Azure / azure-functions-durable-extension

Durable Task Framework extension for Azure Functions
MIT License
710 stars 263 forks source link

RpcException "ResourceExhausted" while attempting to read orchestrator output if the input is greater than 4MB #2831

Open DCorrBECare opened 1 month ago

DCorrBECare commented 1 month ago

Description

I'm scheduling an orchestrator with an input bigger than 4MB (which is now possible thanks to #2778). Everything works as expected except when i try to read the orchestrator's output.

Expected behavior

I can read the orchestrator's output without an exception being thrown.

Actual behavior

Exception: Grpc.Core.RpcException: Status(StatusCode="ResourceExhausted", Detail="Received message exceeds the maximum configured message size.")

Relevant source code snippets

FunctionApp1.zip

Known workarounds

No known workarounds

App Details

Screenshots

https://github.com/Azure/azure-functions-durable-extension/assets/97175816/8555dc6f-1c03-42e7-9c6f-fbc611a9e208

DCorrBECare commented 2 weeks ago

Hi team, any update on this?

davidmrdavid commented 2 weeks ago

Sorry for the delay here. This seems to be an oversight in the GetInstances API, which is probably making a GRPC call with some default size limit somewhere.

cc/ @jviau in case he's able to easily find the source code where this config can be specified. If this is an easy fix, there's no reason why we couldn't sneak in that fix in the coming weeks.

@DCorrBECare: are you able to work around this issue by not passing this "large" data directly, instead utilizing a claim-check pattern (i.e passing a lightweight identifier that you can use to download the data when needed)? Just thinking of workarounds as it may take us a bit to prioritize this, especially given that it is a DF anti-pattern to directly deal with inputs that are MBs large.

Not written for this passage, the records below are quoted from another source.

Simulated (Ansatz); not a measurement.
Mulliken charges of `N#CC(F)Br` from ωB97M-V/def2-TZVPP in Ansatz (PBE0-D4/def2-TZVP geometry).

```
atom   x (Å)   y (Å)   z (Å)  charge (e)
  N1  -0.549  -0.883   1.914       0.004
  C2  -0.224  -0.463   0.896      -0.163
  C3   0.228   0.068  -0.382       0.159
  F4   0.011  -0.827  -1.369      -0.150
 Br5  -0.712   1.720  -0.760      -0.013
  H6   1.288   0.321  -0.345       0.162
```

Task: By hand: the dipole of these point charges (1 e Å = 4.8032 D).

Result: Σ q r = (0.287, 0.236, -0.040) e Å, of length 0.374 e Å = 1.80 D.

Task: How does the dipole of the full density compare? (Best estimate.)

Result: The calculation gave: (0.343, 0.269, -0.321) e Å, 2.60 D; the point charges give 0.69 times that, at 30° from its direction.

jviau commented 2 weeks ago

@DCorrBECare can you provide a minimal repro?

Even though we set the max message length to int.MaxValue, this doesn't mean you can use inputs/outputs of arbitrary size. These are still network calls that have constraints out of our control applied to them.

jviau commented 2 weeks ago

Ah okay - we set the increased limit WebJobs side, but we have not increased the channel limit worker side. The work is to configure channel options in these two files:

https://github.com/Azure/azure-functions-durable-extension/blob/dev/src/Worker.Extensions.DurableTask/FunctionsDurableClientProvider.net6.cs https://github.com/Azure/azure-functions-durable-extension/blob/dev/src/Worker.Extensions.DurableTask/FunctionsDurableClientProvider.netstandard.cs

DCorrBECare commented 2 weeks ago

Hi @jviau @davidmrdavid, thank you for your feedback.

Yes I am able to workaround this issue with a claim-check pattern, that's what i have been doing till this time.

I am reading the output of the orchestrator inside an HTTP function, the output size doesn't really matter if the input is greater than 4MB. In the repro I attached in the issue the output is only one char.